Not an abuse at all. I've a contract with those clients, and I can move the VMs, change the services, etc. freely as long as it doesn't cost more than the amount we've previously set.

Otherwise, I'd never dare to do something like that.

It's still something that's weird to do without notifying the customers. What if things were slower? What if bsd introduced some slight change in behaviour that messed up their data but they didn't know when/why things changed? Full control doesn't mean unexpected YOLO changes are welcome.
As specified in several parts, the tests were conducted while maintaining and using BSD-based infrastructures for over 20 years. In some cases, Linux was used for various reasons (commercial, ideological, because they were inherited infrastructures managed by others, etc.), but the results were anticipated. I did not expect a performance degradation, and in any case, having set up the systems in a mirrored environment, there was always the possibility to revert in a few minutes.
Maybe it was all done properly. I hope so. But the post really doesn't show that which I guess is what a few people here notice. You can't say you tested something for today for over 20 years. Things change - if it wasn't tested for that specific migration for that specific customer, then it wasn't really tested. I see people doing yolo changes that way and thought it's worth mentioning explicitly.
If it is infrastructure that is critical to your company, you do not want your hoster to run experiments on it.
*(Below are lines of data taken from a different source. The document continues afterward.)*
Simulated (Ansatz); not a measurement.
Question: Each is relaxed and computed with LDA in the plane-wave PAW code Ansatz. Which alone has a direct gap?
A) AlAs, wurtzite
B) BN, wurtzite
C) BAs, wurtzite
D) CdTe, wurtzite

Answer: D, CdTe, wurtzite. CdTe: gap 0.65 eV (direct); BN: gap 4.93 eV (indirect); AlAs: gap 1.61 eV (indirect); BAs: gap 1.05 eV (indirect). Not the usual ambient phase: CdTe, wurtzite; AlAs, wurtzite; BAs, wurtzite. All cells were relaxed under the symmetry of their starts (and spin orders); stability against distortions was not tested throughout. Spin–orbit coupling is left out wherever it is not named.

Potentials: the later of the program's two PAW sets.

Its also a legal nightmare for the hoster if something goes wrong.

> Abusing the trust of your customers is an absolute no-no in my book.

How do people on the Internet come to such random conclusions when there is no way you could have known the full terms of the contract between the author and their client?

Abusing trust is a bit strong, customers pay for a service and beyond a certain level of abstraction these obscure technical details (from their perspective) are not their concern. They're paying to have that abstracted.
> Abusing the trust of your customers

Yes. I also always let my customers sign off when I change the libraries I use. Completely sane approach.

How is it an abuse? As long as the customer continues to receive the service they paid for, who cares?

The major providers such as GCP, AWS etc share very few details about their underlying infrastructure with their customers. They change all sorts of things all the time.

I wouldn't call it abuse of trust but it's a bad idea to do a migration or any operation that can fail and cause downtime without warning the clients. Come Monday and no servers are online, what do you say, "oops, I tried to change something that didn't work"? that is fine only if they knew there was a migration over the weekend. On my end this situation would fireable offense or close to it.
What!? Changing implementation details is not “abusing trust”. Where would you even draw the line with this attitude!? Should I be informing my customers whenever I update the version of left-pad I have installed!?
They're paying for a service. For example, if their Nextcloud is working and is stable, they don't care if it's running on Linux, FreeBSD, OmniOS, etc. It's in the contract we have - and they're fine with it.
It’s generally about the probability of issues occurring and the expected magnitude of those potential issues. For most people and setups, moving the infrastructure to a new operating system would score about as highly as possible in both of those metrics.

As has been said, it varies case-by-case, and the OP believes they have a relationship with their client such that they didn’t need to provide notice for this, and they’re probably right. But most people doing this would send out a “maintenance is occurring on this date and some downtime may occur” email.